Food slow-cooked in an Indigenous earth oven is served by a volunteer in Sydney’s Hyde Park. Photograph: Sharon Hickey/City of Sydney
A traditional Aboriginal earth oven steams, roasts and barbecues food all at the same time – and the results are worthy of the finest open-air restaurant
To the untrained eye, an Aboriginal earth oven appears to be a simple mound of sand. But get close, and it’s warm to the touch and emanates a wonderfully smoky fragrance of meat that has been marinated in native Australian spices.
David Beaumont is a community engagement co-ordinator from the City of Sydney and a Wiradjuri man, “born on The Block in Redfern”. Before dawn on Monday he, along with members of catering company Goanna Hut, which specialises in bush tucker, built two traditional underground ovens in the heart of Sydney’s Hyde Park.
Beaumont talks me through the oven’s construction: a shallow pit, with a base grid of Gymea lily stalks, heated by burning hot rocks. That heat is sealed with a mixture of wet hessian bags and sand. “It steams, roasts and barbecues the meat all at once. Now I don’t know one man-made machine that can do that and have the food come out exquisite,” he says.
Without the temperature gauge of a typical oven, it requires some finesse on the part of the operator in timing the cooking and rotating the rocks to get an even spread of heat. It’s a perfect embodiment of the “slow cooking” movement, he says.

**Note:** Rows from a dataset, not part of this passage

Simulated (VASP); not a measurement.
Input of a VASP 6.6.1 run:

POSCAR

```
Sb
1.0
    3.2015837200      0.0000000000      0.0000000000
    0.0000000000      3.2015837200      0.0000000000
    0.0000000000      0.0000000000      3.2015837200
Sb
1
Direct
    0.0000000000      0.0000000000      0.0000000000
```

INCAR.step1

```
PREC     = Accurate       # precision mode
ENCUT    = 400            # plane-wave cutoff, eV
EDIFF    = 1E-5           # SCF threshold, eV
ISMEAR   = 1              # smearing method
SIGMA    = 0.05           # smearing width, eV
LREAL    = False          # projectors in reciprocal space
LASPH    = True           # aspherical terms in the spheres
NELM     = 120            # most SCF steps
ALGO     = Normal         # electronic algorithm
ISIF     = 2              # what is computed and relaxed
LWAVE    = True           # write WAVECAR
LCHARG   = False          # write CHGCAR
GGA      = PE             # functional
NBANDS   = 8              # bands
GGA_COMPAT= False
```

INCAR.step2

Where possible Beaumont uses natural material – as he did when he was taught the method 10 years ago by a Torres Strait islander elder. But Beaumont is no purist. “Culture is ever-evolving and you tweak things,” he says, comparing his practice to the contemporary Indigenous dance company Bangarra.
“They’ll perform new dances with new music, but still draw on that inner spirituality in a contemporary world. Earth ovens are no different.”
The ovens were built as part of Naidoc week, an annual celebration of Aboriginal and Torres Strait islander culture. By midday several hundred attendees, Indigenous and non-Indigenous, have lined up, eager to pile their paper plates with food.
The ovens are dismantled and the meat and vegetables pried out of their foil cocoons. Roast lamb emerges dripping in the sweet juices of bush tomato; the chicken is infused with lemon myrtle; a particularly tender slice of pork bursts in my mouth with the taste of native pepperberry.
Beaumont appears proud to see so many satisfied diners.
“Sometimes we struggle to understand what it means to be, as Tony Abbott says, ‘Team Australia’,” he says. “As First Nations people we have made so many contributions and achievements over tens of thousands of years to this continent that is now called Australia and we want to celebrate that with people.
“For the past 200 years we haven’t been able to do that, but we’re doing that now.”
How to build a traditional Aboriginal earth oven
Dig a shallow pit between 1.5 and two metres in diameter and about 40cm deep (the grass can be removed carefully with soil and roots intact, then protected with wet hessian bags and returned when finished). The size of the pit may vary depending on the amount of food.
Add a 4cm layer of fresh sand to the base of the pit before building the fire. Assemble the fire by scattering a layer of rocks, then adding wood and more rocks until it reaches about half a metre high.
Light the fire and allow it to burn down for between one and two hours. Monitor the fire and make sure the rocks stay within the fire pit. This process heats the rocks, which are then used to cook the food.
After another two hours the rocks should be very hot. Any excess wood can be scraped aside. Spread the hot rocks over the base of the pit to distribute the heat evenly.
Place green wood, which has a very high water content and will not burn, over the hot rocks to act as a barrier between the food. This will prevent them from burning and allow the heat to circulate through the food once the pit is sealed. Place some hot rocks on the food to keep the heat even throughout the pit. These ovens feature four layers, with the larger cuts of meat on the bottom and smaller cuts on top, and a small amount of hot rocks spread in between for heat control and aeration.
Lay large, fresh, green leaves over the food to provide a protective layer and moisture to the pit. Preferably banana leaves for the first layer. The Hyde Park one used clippings from trees.
Add a layer of hessian that has been soaking in water for several hours over the green leaves. This helps keep the heat in and sand out. The hessian needs to be placed from the base of the pit to the top in a circular fashion so the sand falls away from the pit and not into it when it’s time to remove the food. Make sure the hessian covers the whole pit, including flowing out from the base.
Create a seal around the base of the pit, before covering the whole pit with clean sand. Finally, make sure the whole pit is covered with sand and there is no smoke leaking from the pit.
In our oven, the food takes between three and four hours to cook. When it’s ready, scrape the sand back very gently with a shovel so it doesn’t pierce the wet hessian below. Peel away the hessian and leaves very carefully so no sand falls directly on to the food. Rake hot rocks away with a shovel and extract the food.